Cody Simpson talks homework, self-promotion and being a pop perfectionist
When Cody Simpson was 12, he shot a two-minute video of himself playing guitar and singing Jason Mraz’s I’m Yours, and uploaded it to YouTube. Something about the clip clicked with fans far and wide — maybe it was his shaggy blond hair, or his Australian accent, or his prepubescent voice, which to this day sounds strikingly Mraz-like.
Today, more than 2.5 million views later, Simpson — who turned 15 in January — is a rising teen-pop star. Atlantic Records swept him out of Australia and onto U.S. airwaves, and his six-song EP Coast to Coast is positioning him as a potential heir to the Throne of Jonas, the House of Bieber. But there’s still a little bit of that laid-back 12-year-old wunderkind inside him.
“I want to do stuff that you don’t really hear too much in pop music,” said Simpson, who performs at the Ritz Ybor Friday night (tickets are $20; click here for details). “I love experimenting and I love being a little unpredictable.”
How’s this for unpredictable: When we caught up to him by phone recently, he was just about to delve into some schoolwork.
Is that what you usually do on your days off? Catch up on your homework?
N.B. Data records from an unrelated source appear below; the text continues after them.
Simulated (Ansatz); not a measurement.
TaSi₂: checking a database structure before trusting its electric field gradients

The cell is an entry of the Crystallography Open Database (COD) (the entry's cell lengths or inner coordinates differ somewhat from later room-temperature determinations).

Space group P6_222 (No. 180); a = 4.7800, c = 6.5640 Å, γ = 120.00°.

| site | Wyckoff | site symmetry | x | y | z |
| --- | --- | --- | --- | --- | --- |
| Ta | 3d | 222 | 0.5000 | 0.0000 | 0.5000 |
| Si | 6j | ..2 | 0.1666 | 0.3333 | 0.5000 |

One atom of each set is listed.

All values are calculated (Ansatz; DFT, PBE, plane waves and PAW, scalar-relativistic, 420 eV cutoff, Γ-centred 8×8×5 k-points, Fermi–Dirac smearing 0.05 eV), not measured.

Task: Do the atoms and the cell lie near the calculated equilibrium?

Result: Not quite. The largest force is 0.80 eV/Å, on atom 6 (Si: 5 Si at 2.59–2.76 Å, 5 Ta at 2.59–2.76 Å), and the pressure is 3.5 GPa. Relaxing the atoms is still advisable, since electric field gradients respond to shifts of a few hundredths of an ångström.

Yeah, a lot of the time. I try to get in as much school as I can every day, at least three hours, four hours a day. If you cut out recess and lunch, it’s kind of the same amount of work a regular school would be doing. I try to get that in every day, but it’s hard, because I have so much going on certain days. Like yesterday in Montreal, I was doing crazy interviews and soundchecks and videos and all this stuff. But usually, my day off is usually when I pretty much catch up on all the school I missed out on.
Is it an American curriculum or an Australian curriculum? Or is there much of a difference?
I don’t think there’s too much of a difference. I do all of the course subjects — math, English, science, geography, history. Because I get enough P.E. and music in. (laughs)
Do you ever go back and look at those early YouTube videos? Do you notice anything in them that you wish you’d done differently?
No, I don’t think so. Music-wise, obviously, I’ve improved a lot. I could do them so much better now. But I was young, and that’s what I was doing in the beginning. They got me here. I’m not going to complain about them. Everyone’s going to look at what they did a couple of years ago and not like it as much as they did a couple of years ago. You’re improving as an artist. And when I’m 18, I’ll look back at what I’m doing now, and say, “I’ve improved a lot since then.” I’m always getting better.
Are you fairly critical of yourself in the studio, or when you see yourself on video?
Mm-hmm. I put a lot of pressure on myself. I’m a perfectionist. But I don’t think I’d be where I am now if I wasn’t the way I am. It’s important for me to be content with the work that I’m putting out. I look at a lot of stuff that I do, and I’m like, “I couldn’t have done this better; I could have done that better.” No one else would do what I did the same way. I’m the one actually creating this work, so I think if I’m happy with it in my eyes, I think fans will love it. I have a pretty good sense of what my fans enjoy.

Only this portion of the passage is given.